What are the pros and cons of each? The way I understand it is that the iron rings will seat faster than moly rings, but wont last as long. I dont know anything about the chrome rings.

What are the cons of it taking longer for the moly rings to seat?

I don't know if it matters or not but the engine is a (currently) stock Ford 302 in an 87 F150. It will not exactly be a race/high performance engine but i want increased torque for pulling a trailer, and longevity. The engine uses a speed density EFI system so it will probably not see excessive changes, unless i convert to mass air.

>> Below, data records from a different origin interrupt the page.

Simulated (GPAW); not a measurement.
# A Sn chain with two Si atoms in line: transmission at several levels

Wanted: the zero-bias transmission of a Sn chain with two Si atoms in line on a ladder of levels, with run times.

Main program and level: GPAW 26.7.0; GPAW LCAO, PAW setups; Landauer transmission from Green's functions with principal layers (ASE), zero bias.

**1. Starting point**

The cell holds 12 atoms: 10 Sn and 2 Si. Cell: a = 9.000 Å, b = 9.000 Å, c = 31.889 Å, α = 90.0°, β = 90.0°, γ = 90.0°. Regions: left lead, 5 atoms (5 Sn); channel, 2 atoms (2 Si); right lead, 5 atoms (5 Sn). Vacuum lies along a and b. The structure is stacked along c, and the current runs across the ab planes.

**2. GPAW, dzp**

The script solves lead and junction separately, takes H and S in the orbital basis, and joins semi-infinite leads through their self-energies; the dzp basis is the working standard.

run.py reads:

I do plan to use a Comp Cams 31-255-5 cam and lifter kit, possibly gt40 heads (maybe even shaved some for a little extra compression), and a set of headers. Everything else will be stock (intake, pistons, bearings, oil pump, timing set, pushrods, rocker arms, rods, crank, etc)
Ring material depends a lot on machining accuracy and oiling of the engine. The simple cast gray iron ring harkens back to a day when machining was pretty loose both in axis accuracy, straightness and finish. This was also a period where bottom end oiling was excessive by design where often, if not always, the rod was drilled to put an indexed pressure oil stream onto the cylinder wall and bottom of the piston to prevent upper cylinder wear and reduce operating temperature of the piston and ring pack. At that engine life was not long espeically by todays standards. The chrome plated ring came along in the 1960's which needed much less upper cylinder lubrication but also required better machining the latter possible by the OEMs but usually not the corner auto repair shop. In this period the OEMs also eliminated pressure oiling of the cylinder wall and piston bottom, drying up the bottom end somewhat because the chrome ring did not requre near so much lubrication and cooling as simple gray cast iron. The problem with chrome rings occur mostly in rebuilds where the cylinder walls were not aligned well enough with the crankshaft while the bore was not concentric enough in roundness nor straight enough in the lenght of the bore top to bottom while the free hand of the finish hone added to these errors plus often had a finish that was too smooth so the rings had a hard, if not impossible, time seating into the wall. Bon Amy anyone? High oil consumption and blow by was the result.

Moly coatings, filled or plasma spray, provided much the same benefit of chrome in that they live with very little upper end lubrication while not micro-welding to the cylinder wall. This greatly reduces the wear rate so the engine holds better compression for a longer time. They fit well into the scheme of modern low emissions engines by allowing even less lubrication of the cylinder walls and piston bottoms and are tolerant of high operating temperatures. They are not as wall finish sensitive as the chrome ring which makes them very effective for rebuilds that come from shops with older machining equipment and/or questionable capabilities of the machinests.

The base material of the ring has changed a lot; the old cast gray iron ring with or without coatings of chrome or moly are better suited to less well machined and finished cylinder walls with pistons of softer alloys (low silicon) as the softer gray iron doesn't pound on the soft ring lands of these piston types with such intensity as ductile iron or steel rings will do. Ductile iron whether coated with chrome or moly is better suited to modern high silicon cast pistons like the hypereutectic or forged pistons whether low silicon 2618 or the high silicon 4032 alloys as forgings are harder and can tolerate the better ring alloys beating on the ring lands with every direction change of the strokes.